The Hidden Cost of “Just Adding Payments”: What Changes After $100M TPV

A dimly lit, cinematic data center corridor with glowing server racks, intersecting light trails symbolizing payment flows, and a faint overlay of network graphs and risk signals, viewed from a wide angle to emphasize scale and complexity, cool blue and teal tones

Why this matters this week

There’s a recurring pattern in fintech and “payments-adjacent” products right now:

  • Teams bolt on card processing, ACH, or payouts to boost revenue.
  • Metrics look good until total payment volume (TPV) crosses into 9–10 figures.
  • Then fraud, chargebacks, disputes, AML flags, and regulatory questions start to dominate roadmaps and margins.

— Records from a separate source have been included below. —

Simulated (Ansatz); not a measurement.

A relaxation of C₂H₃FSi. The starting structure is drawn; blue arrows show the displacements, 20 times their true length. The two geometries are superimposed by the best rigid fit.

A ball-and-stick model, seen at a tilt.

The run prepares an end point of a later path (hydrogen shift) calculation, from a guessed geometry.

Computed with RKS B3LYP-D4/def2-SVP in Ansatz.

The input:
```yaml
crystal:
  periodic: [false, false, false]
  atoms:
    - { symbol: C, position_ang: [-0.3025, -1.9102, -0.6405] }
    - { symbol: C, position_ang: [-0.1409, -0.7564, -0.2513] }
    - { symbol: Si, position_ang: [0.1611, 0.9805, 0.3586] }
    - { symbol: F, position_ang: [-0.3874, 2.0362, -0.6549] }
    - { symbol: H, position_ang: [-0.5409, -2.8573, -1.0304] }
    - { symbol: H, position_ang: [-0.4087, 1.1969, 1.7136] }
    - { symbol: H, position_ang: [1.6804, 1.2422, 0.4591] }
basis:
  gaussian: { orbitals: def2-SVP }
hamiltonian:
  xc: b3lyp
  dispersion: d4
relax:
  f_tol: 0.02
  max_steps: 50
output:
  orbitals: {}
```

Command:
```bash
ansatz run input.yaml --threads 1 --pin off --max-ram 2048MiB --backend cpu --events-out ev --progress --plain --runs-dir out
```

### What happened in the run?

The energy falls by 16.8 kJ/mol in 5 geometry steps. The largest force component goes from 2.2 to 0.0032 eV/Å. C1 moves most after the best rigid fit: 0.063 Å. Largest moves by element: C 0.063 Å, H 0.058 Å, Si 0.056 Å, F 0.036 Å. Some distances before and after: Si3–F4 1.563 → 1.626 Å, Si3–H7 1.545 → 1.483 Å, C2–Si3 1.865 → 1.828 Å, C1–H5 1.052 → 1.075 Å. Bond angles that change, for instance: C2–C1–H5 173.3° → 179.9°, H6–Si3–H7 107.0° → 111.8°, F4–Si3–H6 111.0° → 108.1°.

What changed wasn’t your product. What changed was your risk surface and who’s paying attention to you:

  • Fraud rings notice you.
  • Banks and regulators notice you.
  • Card networks and scheme monitors notice you.
  • Your CFO notices your net take rate quietly getting eroded by losses, reserves, and compliance overhead.

If you’re anywhere near:
– $100M+ annual TPV, or
– multiple geographies, or
– “handling money for others” (wallets, marketplaces, platforms)

…you are now in the infrastructure business: risk, fraud, KYC/AML, compliance, and ledger correctness are first-class concerns, not “features”.

This post is about what actually changes under the hood when you cross that threshold, and what you can do about it in the next week.

What’s actually changed (not the press release)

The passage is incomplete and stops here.